"Why GPUs?"

NVIDIA V100 PCIe

NVIDIA Tesla V100 PCIe GPU

Graphics Processing Units (GPU) were originally designed to accelerate the large number of multiply and add computations performed in graphics rendering. Packaged as a video card attached to the PCI bus, they offloaded this numerically intensive computation from the central processing unit (CPU). As the demand for high performance graphics grew, so did the GPU, eventually becoming far more powerful than the CPU.

The simulation of engineering and scientific problems is very closely related to the type of computation performed for graphic rendering. Both perform a large number of floating point multiply-add computations. However there are two significant differences:

In general purpose science and engineering, the amount of information stored and processed with each data point requires 64-bits (8-bytes) of precision. For graphics applications usually 32-bits (4-bytes) are required. The extra precision required is the result of solving differential equations where the difference between data points is significant. For graphics applications only the value at a data point is required.
For graphics the data is often recomputed several times a second. An error in a data point is usually not noticeable. For scientific and engineering applications, the results of one computation are used for the next computation. As a result, an error in computing the value of one data point usually will render the analysis useless.
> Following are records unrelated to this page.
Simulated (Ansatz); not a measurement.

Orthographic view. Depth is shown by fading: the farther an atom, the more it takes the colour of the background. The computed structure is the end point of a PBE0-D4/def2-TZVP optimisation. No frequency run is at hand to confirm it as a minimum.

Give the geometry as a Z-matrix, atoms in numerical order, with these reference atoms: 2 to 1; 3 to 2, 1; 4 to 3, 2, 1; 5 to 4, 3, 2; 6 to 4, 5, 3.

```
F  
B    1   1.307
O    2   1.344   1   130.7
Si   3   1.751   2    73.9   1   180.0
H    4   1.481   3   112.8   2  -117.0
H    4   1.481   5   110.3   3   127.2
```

The NVIDIA Tesla family of GPUs are designed specifically for the engineering and scientific marketplace. They include native 64-bit precision in data storage, paths and arithmetic units. In addition they have error-correcting memories which provide the reliability required for long simulations.

Multiple GPU Solutions

NVIDIA V100 HGX-2

NVIDIA HGX-2 with 16 V100 GPUs

Many servers provide for multiple GPU PCI cards. Most allow up to 4, with a few allowing 8. However, for larger configurations, Nvidia offers a newer packaging as cards that include 8 GPU processors. This configuration, termed the HGX-1, provides a more integrated solution for a new line of servers. For even larger GPU configurations, the HGX-2 (shown above) includes two of these 8-GPU cards. Several vendors are (and will) be making servers based on this technology.

Nvidia also makes complete servers using the HGX-1 and HGX-2 components, termed the DGX-1 and DGX-2 respectively. They contain two CPUs, memory, internal storage and network adapters.

NVIDIA DGX-1 with 8 GPUs

NVIDIA DGX-2 with 16 GPUs

Comparing CPUs and GPUs

The time required for FMS to solve a problem depends on the speed of the processors in the computer. This speed is expressed in units of flops (floating point operations per second). However, with the speed of today's computers, units of Gflops (billions of flops) or Tflops (trillions of flops) are typically used.

The floating point performance of a processor may be computed as follows:

Performance = (Number of cores) X (Clock speed) X (Operations per core per clock)

Most computers today compute Fused Multiply-Add instructions (FMA), which produce two floating point operations per clock (one multiply followed by one add). For this case

(Operations per core per clock) = 2

The following table compares the performance of a general purpose CPU processor with those found in GPUs.

	CPU (Skylake)	GPU (V100 SXM2)
Number of processors	1	84
64-bit Cores per Processor	24	32
Total Number of cores	24	2688
Clock Speed (GHz)	2.7	1.38
Flops per core	8x2	2
Performance (Gflops)	1037	7419

CPUs: CPU processors contain multiple cores, with each core capable of performing multiple fused multiply-add (FMA) instructions every cycle. The number of FMA operations per core per clock is determined by the bus width:
- 128-bit, 2
- 256-bit, 4
- 512-bit, 8
In this example a 24 core processor running at 2.7 GHz performing fused multiply-add instructions on a processor that supports AVX-512 instructions has a peak performance of 1037 Gflops. The actual clock may be less than 2.7 GHz if thermal limits are reached. This is determined by what is happening in all 24 cores of the processor.
GPUs: Each GPU contains multiple processors, with each processor containing multiple cores. In this example an 84 processor GPU having 32 64-bit cores per processor contains 2688 cores. This GPU running at 1.38 GHz performing fused multiply-add instructions has a peak performance of 7419 Gflops.

The superior floating point performance provided by GPUs is due to the large number of cores. Matrix algebra applications, including FMS, can divide their work evenly among a large number of cores, making GPUs an ideal processor for these applications.

Computers may have multiple CPU and GPU processors. Popular configurations include 2 CPUs and 1 to 16 GPUs.

The architecture of GPUs offer the following benefits:

Faster Processing
Each GPU provides an order of magnitude or more in performance over general purpose CPU processors. The result is faster solution times and the ability to solve large problems.
Lower capital cost
GPUs provide an order of magnitude or more in processing power for the same capital cost.
Reduced power consumption
The efficient architecture of GPUs perform more floating point operations per watt of power consumed.